The bad news is there are no brakes on a boat. Thus you have two options to slow down. Firstly, just put the throttle into neutral (so the engine is not turning the propeller) and the boat will naturally slow as the resistance of the water pushes against it. Secondly, put the engine into reverse, which tries to pull the boat to a halt.
Unfortunately, neither of these are very good options. Let me explain: in the first example, when you put the engine into neutral there’s no water to speak of going past the rudder other than the 1-2mph flow of the boat drifting along the canal. No water flow means very little steering and no matter how much you waggle the tiller or turn the wheel, your boat is (more or less) not going to respond. Since you’re probably trying to slow down because you were about to hit something, a lack of steering is a bad idea at this point.
You’ve got to have a tangible amount of water coming off the propellor and past the rudder if you want to have steering control, so that means the engine must be at least in tickover (the smallest amount of power while being in gear) in order to be able to turn the boat, including when you’re trying to avoid thumping into someone.
In the other example, slamming the engine into reverse, there are two issues. The propeller isn’t really designed to work backwards (they’re intended to push water behind the boat, not drag it from ahead) so you don’t actually get that much stopping power unless you give the engine a lot of welly … but when you do that, you get a phenomenon where the turning of the prop actually spins the boat around so what happens in reality is that although you slow down, your boat ends up sideways across the canal. Getting out of this scenario can be even worse than whatever you were trying to avoid.
So, what’s the solution? Well ideally you concentrate on your steering and on what’s coming up ahead such that you can slow down gently by reducing your throttle in enough time that you can avoid whatever’s up ahead with space and time to spare. The worst thing to do is panic and start frantically revving the engine forwards or backwards, you’ll just end up losing control.

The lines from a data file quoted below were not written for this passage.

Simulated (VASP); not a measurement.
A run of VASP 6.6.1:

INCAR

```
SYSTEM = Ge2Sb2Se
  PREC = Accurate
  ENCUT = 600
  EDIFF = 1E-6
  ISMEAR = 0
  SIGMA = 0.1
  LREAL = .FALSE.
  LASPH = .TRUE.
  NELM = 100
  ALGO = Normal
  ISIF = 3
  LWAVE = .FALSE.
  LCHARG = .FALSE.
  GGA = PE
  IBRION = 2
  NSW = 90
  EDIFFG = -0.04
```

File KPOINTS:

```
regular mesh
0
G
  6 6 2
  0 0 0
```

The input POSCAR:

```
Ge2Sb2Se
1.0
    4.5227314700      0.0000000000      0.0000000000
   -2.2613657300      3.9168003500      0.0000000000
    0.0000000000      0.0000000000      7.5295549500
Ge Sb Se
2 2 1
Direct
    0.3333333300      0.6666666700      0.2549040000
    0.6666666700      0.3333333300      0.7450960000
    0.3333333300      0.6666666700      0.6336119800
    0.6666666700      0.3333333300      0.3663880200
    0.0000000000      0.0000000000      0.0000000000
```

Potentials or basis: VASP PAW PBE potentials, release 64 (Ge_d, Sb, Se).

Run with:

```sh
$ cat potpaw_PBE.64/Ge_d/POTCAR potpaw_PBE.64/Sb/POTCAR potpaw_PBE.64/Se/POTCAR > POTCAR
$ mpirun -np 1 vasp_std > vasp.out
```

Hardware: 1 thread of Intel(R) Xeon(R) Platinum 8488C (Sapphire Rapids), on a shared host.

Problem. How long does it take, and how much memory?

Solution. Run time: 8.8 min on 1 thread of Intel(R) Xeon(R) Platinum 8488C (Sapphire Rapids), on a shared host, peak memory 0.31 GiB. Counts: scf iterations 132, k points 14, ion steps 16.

If you have been paying attention to what’s up ahead, canal travel is so slow that you nearly always have plenty of time to a) notice hazards, b) react and c) control the boat past them without a problem.
So when you spot a potential problem up ahead, the most sensible option is that you reduce the throttle to tickover; this’ll be little enough that the boat slows down due to the resistance of the water but still enough that you retain steering. Once you’ve passed whatever you needed to slow for, you can throttle up again.